Lawmakers tour Can Shed in Cedar Rapids as bottle bill debate looms

Groups have long debated whether Iowa should change its container deposit law

CEDAR RAPIDS — With hundreds of beer and soda cans flying through sets of conveyor belts, the owner of a Cedar Rapids redemption center explained to lawmakers Friday why he thinks the state should expand its so-called bottle bill.

Five state Democrats representing Eastern Iowa toured the Can Shed, 4121 16th Ave. SW, in Cedar Rapids, asking its owners how they do business and the potential effects of any changes to Iowa’s bottle deposit law.

The lawmakers included Sen. Rob Hogg and Reps. Kirsten Running-Marquardt and Art Staed of Cedar Rapids, Iowa City Sen. Joe Bolkcom, and Davenport Rep. Monica Kurth.

Under Iowa’s bottle bill, consumers pay five cents per container when they buy carbonated or alcoholic beverages. They can get a refund for the same amount when they bring those empty containers to a grocery store or redemption center.

As it has in years past, debates over the bottle bill are likely to occur during this year’s legislative session, which starts Monday.

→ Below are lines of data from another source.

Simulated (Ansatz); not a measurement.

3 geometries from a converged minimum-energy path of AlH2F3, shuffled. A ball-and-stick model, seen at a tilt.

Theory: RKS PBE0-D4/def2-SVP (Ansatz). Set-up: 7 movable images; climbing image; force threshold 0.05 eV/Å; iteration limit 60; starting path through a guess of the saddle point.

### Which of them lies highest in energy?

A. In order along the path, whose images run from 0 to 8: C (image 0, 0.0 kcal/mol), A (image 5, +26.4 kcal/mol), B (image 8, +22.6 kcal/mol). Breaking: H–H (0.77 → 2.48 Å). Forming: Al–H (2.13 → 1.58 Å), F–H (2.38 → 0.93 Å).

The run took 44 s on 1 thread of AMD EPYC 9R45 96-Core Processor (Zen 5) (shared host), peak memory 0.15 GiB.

A proposal last year, House File 575, would have ended Iowa’s five-cent deposit and created a $60 million fund to support an expansion of recycling. Grocers and retailers, including Hy-Vee and Kum & Go, largely lined up in favor of the bill.

Environmental groups and beverage distributors, such as the Iowa Chapter of Sierra Club and the Iowa Wholesale Beer Distributors Association, were against it.

Can Shed Chief Executive Officer Troy Willard told the group Iowa should increase the one-cent handling fee that gets paid to companies such as his for redeeming soda and alcohol cans. Such a move, he said, would promote more redemption and allow grocers to get out of the business.

“It’s almost a 40-year handling fee. Whatever that penny was covering in the past, whether it was overhead for a grocer or the incentive for someone to open a for-profit shop, the whole landscape has changed now,” Willard said.

Lawmakers also could expand the law to include more types of containers, he said.

Iowa Grocery Industry Association President Michelle Hurd said Friday her members support ending the deposit law. They want to replace it with the $60 million fund and a “more comprehensive solution and one that deals with more than just cans and bottles,” she said.

”It’s time for Iowa to move away from the bottle bill. It served us well up until now, but I think it’s time to move forward to a more modern sustainable law that will help Iowa be a better place, a cleaner place,” Hurd told The Gazette.

Bolkcom, however, said the $60 million wouldn’t stretch very far. Local communities would then be left to pick up the tab of recycling efforts.

“I don’t think there’s any local government in the state looking to spend more money to pick up solid waste,” Bolkcom told the group Friday.

The Iowa Department of Natural Resources estimates that 1.65 billion containers, 86 percent of the total sold, are redeemed each year.